Microsoft will only support SQL Server 2005 running Service Pack 2 on its upcoming Vista and Longhorn server operating systems, a move that an analyst said isn't surprising, but shouldn't have a dramatic effect on administrators.
Microsoft suggested in an advisory posted Sept. 27 that customers running SQL Server 2000 and earlier versions, such as 7.0 and 6.5, should move to its newest release, SQL Server 2005.
Service Pack 2 (SP2) has not yet been released but should appear early next year. The free version of the database, SQL Server 2005 Express Edition, formerly called Microsoft Database Engine (MSDE), will also not be supported by Windows Vista and Longhorn.
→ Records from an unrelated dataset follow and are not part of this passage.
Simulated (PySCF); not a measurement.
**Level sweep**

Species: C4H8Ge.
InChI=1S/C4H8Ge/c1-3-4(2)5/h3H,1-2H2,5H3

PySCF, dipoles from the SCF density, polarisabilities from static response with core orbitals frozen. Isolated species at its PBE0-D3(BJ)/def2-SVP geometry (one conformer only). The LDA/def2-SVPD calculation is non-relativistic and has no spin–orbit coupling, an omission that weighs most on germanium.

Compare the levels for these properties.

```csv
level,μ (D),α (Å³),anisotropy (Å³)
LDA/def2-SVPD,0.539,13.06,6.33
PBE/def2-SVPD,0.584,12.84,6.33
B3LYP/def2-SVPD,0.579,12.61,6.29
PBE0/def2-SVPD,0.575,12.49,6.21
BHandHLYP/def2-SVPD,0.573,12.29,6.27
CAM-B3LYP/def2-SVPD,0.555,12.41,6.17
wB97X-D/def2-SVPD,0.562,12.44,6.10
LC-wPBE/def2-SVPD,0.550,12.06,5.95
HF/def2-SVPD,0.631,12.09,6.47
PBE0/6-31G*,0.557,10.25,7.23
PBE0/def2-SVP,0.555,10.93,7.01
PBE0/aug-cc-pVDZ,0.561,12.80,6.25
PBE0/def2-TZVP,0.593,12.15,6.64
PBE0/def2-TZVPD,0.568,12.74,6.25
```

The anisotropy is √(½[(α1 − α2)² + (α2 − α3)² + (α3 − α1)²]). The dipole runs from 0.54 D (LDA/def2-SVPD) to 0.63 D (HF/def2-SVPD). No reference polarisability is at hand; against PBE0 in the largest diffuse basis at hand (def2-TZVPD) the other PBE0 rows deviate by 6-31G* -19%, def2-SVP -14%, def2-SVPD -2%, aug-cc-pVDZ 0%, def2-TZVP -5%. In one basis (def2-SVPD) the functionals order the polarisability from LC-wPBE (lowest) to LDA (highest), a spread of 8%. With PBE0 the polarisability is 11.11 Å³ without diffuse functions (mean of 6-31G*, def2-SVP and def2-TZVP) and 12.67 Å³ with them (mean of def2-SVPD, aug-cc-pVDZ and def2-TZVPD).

Older versions of SQL Server could potentially work on Vista and Longhorn, but Microsoft isn't testing them, said Matthew Stephen, a data platform technical solution professional who works for Microsoft in the U.K. By the time Longhorn server comes out -- scheduled for the second half of 2007 -- SP2 should be well-tested, he said.
Microsoft positioned the decision as a way to provide users with better security, saying SQL Server 2005 is designed to take advantage of better security and performance features in the upcoming operating systems.
The move may also be designed to wean people off the older database release, which would be expected since SQL Server 2000 is aging, said David Cartwright, a freelance software developer and database tester in the U.K. "There's going to be a concerted push to get people on [SQL Server] 2005," he said.
SP2 will likely tap into enhancements to Microsoft's .Net development platform as well as in the new OSes, which older versions of the database won't be able to do, Cartwright said. Service packs usually also contain bug fixes.
Mainstream support for versions of SQL Server 2000, including the developer, enterprise and standard editions, is due to end in August 2008. The products will then go into extended support for another five years, according to Microsoft's Web site.
The issue shouldn't be too much of a burden for users. Although Windows Vista is due to debut later this month for business customers, most will wait at least nine months to a year before adopting it, Cartwright said.